Father Seraphim (Rose) on the hothouse approach to Orthodoxy and correcting the “incomplete baptism”.

Letter from Jan. 28/Feb. 10, 1976.

I’ve written and talked to L about this hothouse approach to Orthodoxy – filled with gossip, knowing “what’s going on,” having the “right answer” to everything according to what the “experts” say. I begin to think that this is really her basic problem, and not Fr. Panteleimon directly.

An example: she is horrified that T was received into the Church [from Roman Catholicism] without baptism or chrismation. “That’s wrong,” she says. But we see nothing particularly wrong with it; that is for the priest and bishop to decide, and it is not our (or even more, her) business. The rite by which he was received has long been approved by the Church out of economy, and probably in this case it was the best way, because T might have hesitated much more at being baptized. The Church’s condescension here was wise. But L would like someone “to read Vladika Anthony the decree of the Sobor” [on this subject]. My dear, he was there, composing the decree, which explicitly gives the bishop permission to use economy when he wishes! We don’t like this attitude at all, because it introduces totally unnecessary disturbance into the church atmosphere. And if she is going to tell T now that he is not “really” a member of the Orthodox Church, she could do untold harm to a soul.

Another example: L was very pleased that Q was baptized [after having been a member of the Russian Church Abroad already for several years]: Finally he did it “right”! But we are not pleased at all, seeing in this a sign of great spiritual immaturity on her part and a narrow fanaticism on the part of those who approve. Saint Basil the Great refused to baptize a man who doubted the validity of his baptism, precisely because he had already received communion for many years and it was too late to doubt then that he was a member of Christ’s Church! In the case of our converts, it’s obvious that those who insist or are talked into receiving baptism alter already being members of the Church are trying, out of a feeling of insecurity, to receive something which the Sacrament does not give: psychological security, a making up for their past failures while already Orthodox, a belonging to the “club” of those who are “right,” an automatic spiritual “correctness.” But this act casts doubt on the Church and her ministers. If the priest or bishop who received such people were wrong (and so wrong that the whole act of reception must be done over again!), a sort of Church within the Church is created, a clique which, by contrast to “most bishops and priests,” is always “right.” And of course, that is our big problem today – and even more in the days ahead. It is very difficult to fight this, because they offer “clear and simple” answers to every question, and our insecure converts find this the answer to their needs1.

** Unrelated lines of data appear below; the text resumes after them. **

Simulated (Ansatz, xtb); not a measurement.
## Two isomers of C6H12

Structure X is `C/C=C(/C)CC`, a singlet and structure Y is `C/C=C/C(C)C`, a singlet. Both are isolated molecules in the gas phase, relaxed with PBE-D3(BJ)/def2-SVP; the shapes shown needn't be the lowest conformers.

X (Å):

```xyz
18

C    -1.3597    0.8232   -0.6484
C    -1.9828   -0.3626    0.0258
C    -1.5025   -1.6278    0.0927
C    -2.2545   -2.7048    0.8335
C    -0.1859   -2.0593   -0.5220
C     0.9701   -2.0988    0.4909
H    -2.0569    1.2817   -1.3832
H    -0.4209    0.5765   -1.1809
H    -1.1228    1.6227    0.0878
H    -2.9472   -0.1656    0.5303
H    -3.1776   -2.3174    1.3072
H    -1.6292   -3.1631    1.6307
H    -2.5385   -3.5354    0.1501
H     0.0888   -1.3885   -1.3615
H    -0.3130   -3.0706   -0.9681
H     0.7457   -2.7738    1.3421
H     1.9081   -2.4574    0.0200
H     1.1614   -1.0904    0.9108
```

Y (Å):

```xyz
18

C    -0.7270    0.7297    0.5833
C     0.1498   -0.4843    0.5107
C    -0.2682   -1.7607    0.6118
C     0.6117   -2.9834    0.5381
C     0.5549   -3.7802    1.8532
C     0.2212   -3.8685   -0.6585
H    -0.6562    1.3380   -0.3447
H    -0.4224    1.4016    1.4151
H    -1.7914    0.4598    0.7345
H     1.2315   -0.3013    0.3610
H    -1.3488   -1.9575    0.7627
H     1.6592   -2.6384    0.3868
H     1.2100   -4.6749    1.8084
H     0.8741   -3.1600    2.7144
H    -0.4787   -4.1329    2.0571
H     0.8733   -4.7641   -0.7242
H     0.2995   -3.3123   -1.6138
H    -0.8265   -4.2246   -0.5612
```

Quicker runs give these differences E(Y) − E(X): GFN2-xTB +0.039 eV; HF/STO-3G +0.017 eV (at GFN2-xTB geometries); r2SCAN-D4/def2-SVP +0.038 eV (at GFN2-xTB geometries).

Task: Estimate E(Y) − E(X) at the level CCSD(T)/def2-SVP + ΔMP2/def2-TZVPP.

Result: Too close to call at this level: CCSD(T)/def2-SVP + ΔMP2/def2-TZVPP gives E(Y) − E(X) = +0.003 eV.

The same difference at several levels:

At times we would like to think that the whole “Fr, Panteleimon problem” in our Church is just a matter of differing emphases which, in the end, will not be so terribly important. But the more we observe, the more we come to think that it is much more serious than that, that in fact an “orthodox sectarianism” is being formed at the expense of

 

Letter from father Seraphim. The twelve-year correspondence between Hieromonk Seraphim Rose and Father Alexey Young, N.Y : Nikodemos Orthodox Publication Society, 2001, pp. 153-154.

 

1 It should be noted that in the twenty-three years since Fr. Seraphim wrote this, the situation of the heterodox Churches and the modernist Orthodox jurisdictions has deteriorated to a degree that Fr. Seraphim could not have predicted and which would have horrified him. In general, the Russian Church Abroad now finds it necessary as well as appropriate to insist on the use of less “economy” and more pastoral strictness in order to avoid unfortunate cases of scruples later on. – Editor.